Reputation: 37

Choose top n variables in R when matching values

I have a large timeseries dataset, and would like to choose the top 10 observations from each date based one the values in one of my columns.

I am able to do this using group_by(Date) %>% top_n(10)

However, if the values for the 10th and 11th observation are equal, then they are both picked, so that I get 11 observations instead of 10.

Do anyone know what i can do to make sure that only 10 observations are chosen?

Upvotes: 0

Answers (3)

Reputation: 887241

We can use base R

df1 <- df[with(df, order(Date, -value)),]
df1[with(df1, ave(seq_along(Date), Date, FUN = function(x) x %in% 1:10)),]

Upvotes: 0

Reputation: 6226

With data.table you can do

library(data.table)
setDT(df)
df[order(Date, desc(value))][, .SD[1:10], by = Date]
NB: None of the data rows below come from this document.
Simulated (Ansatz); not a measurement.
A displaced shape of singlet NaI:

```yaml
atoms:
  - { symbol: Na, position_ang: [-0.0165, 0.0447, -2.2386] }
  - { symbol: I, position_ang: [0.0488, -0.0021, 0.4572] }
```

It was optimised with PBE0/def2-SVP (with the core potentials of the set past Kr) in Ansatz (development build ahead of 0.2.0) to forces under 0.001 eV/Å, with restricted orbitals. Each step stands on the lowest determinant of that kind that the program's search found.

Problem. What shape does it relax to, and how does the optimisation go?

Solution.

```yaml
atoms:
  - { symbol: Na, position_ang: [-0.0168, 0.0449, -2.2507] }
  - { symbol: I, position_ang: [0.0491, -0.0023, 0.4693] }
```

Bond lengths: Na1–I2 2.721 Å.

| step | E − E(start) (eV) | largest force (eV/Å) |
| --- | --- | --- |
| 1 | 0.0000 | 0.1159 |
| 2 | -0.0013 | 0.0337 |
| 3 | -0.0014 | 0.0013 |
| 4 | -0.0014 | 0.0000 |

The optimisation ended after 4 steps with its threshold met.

Change value to match the variable name used to choose which observation should be kept in case of ties. You can also do:

df[order(Date, desc(value))][, head(.SD,10), by = Date]

Upvotes: 0

Reputation: 389055

You can arrange the data and select first 10 rows in each group.

library(dplyr)
df %>% arrange(Date, desc(col_name)) %>% group_by(Date) %>% slice(1:10)

Similarly, with filter

df %>% 
 arrange(Date, desc(col_name)) %>% 
 group_by(Date) %>% 
 filter(row_number() <= 10)

Upvotes: 1